Share some of your personal struggles or frustrations when it comes to writing regularly and fitting the practice of writing into your life.
What does writing mean to you? Is it a hobby? A discipline? A lifeline? Consider writing a letter or blog post sharing what the act of writing means to you.
How open are you when it comes to sharing your current writing process? Do you tend to share your ideas and work early on, or do you prefer to keep it private and held close for a while?
Share your thoughts in the comments and/or link-up below!
Then come back Wednesday as we chat about the next topic, SEND. Click here for a list of topic suggestions for Chapter 6.
I was only going to comment, not planned to write a post on this but then your post…well, it just all seems to fit with what’s been going on in my life. God’s timing is always at work, sometimes I just recognize it a little more 😉 Thanks Kate, for your dedication and commitment to serving the blogging community. I don’t know how you do it all but am thankful you are answering the all placed on your heart.
Loved your post, Debby! Thank you for reading, commenting, writing, and linking up! So glad to have you with us!
This is one of the hardest things for me sometimes. Since my job, includes sometimes writing sermons, newsletter articles etc, the writing on the blog can often seem like such a challenging task. I find that sometimes I indeed just have to sit down and write. I should try more to go to Panera and other places by myself because I think that would help.

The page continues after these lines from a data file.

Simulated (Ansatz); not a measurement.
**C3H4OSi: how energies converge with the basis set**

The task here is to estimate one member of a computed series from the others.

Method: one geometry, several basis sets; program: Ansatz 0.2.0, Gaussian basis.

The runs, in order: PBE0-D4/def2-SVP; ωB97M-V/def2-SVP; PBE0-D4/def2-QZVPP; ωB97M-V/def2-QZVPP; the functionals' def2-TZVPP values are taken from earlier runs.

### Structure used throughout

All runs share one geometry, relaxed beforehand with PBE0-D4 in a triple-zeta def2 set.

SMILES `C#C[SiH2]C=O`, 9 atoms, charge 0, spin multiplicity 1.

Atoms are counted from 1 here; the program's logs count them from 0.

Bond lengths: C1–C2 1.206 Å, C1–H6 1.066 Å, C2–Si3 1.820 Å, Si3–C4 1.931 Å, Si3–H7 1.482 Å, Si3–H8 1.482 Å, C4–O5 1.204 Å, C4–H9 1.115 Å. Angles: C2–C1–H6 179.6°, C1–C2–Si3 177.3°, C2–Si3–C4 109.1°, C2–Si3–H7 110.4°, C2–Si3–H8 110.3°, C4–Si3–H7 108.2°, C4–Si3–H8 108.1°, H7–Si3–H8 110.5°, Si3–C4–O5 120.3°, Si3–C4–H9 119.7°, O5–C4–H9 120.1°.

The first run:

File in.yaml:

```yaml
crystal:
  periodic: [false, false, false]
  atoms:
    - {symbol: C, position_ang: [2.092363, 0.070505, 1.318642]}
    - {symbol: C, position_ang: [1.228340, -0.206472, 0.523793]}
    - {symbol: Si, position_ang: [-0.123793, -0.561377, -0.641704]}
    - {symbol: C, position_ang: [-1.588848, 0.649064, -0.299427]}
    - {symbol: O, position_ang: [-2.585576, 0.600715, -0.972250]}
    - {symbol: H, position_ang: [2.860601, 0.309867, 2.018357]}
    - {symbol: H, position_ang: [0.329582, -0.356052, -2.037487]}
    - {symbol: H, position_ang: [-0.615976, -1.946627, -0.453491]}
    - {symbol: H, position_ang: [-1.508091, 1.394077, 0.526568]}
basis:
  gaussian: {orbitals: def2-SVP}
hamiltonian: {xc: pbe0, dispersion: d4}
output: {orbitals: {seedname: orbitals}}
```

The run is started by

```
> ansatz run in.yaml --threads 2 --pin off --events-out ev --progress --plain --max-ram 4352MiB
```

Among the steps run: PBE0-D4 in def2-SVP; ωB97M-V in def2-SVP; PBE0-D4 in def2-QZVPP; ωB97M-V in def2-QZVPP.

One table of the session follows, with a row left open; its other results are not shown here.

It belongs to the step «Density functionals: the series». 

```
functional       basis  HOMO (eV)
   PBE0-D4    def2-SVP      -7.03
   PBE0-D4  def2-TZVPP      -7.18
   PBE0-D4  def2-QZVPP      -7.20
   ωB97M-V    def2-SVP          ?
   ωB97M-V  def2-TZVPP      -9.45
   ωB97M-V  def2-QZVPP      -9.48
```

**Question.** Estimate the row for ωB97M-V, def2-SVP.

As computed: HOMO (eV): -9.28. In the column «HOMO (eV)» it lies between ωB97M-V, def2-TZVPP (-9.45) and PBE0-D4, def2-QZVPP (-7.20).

I can relate to that. When I was in seminary I wrote nothing but papers. When I started writing sermons and class curriculum, my blog disappeared. Now that I’m not working anymore, I find I have the energy to write – but the truth was I was writing (and a writer) all along. My work was just published in a different format.
Now, I am using content from past sermons and classes on my blog. It is really helpful in life (which seems to get in my way for writing as I commented below).
(Caribou coffee used to be my place to write. It really makes a difference when there is a place where you do the same thing every time.)
Good point about being able to use that former content in new ways and places, Leah!
Sharing too early is a problem for me. I believe I want to share to get validation. I rarely get validation because even if someone says something positive I feel unready to accept a compliment because I know I haven’t fully developed my ideas. I need to fight the urge to share.
It’s interesting to think about how early we share what we’re writing about. I think I sometimes find it helpful to share ideas I have because seeing how people respond and whether they seem to connect with the idea helps me to know whether it’s something to take further or not. But I think once I have decided to write something I can see the danger of sharing the details of it too early. I liked Ann’s point in the video that once you speak something out, it can be hard to hold onto it and transfer it into written form.
This is a good insight. I think I struggle with that, too. I read once that when we share our ideas for writing a book (and receive the positive feedback we seek), our brain releases the feel good endorphins and we feel as if we have already accomplished the task of writing the book. So the hard work just doesn’t get done. I’ve gotta stop doing that.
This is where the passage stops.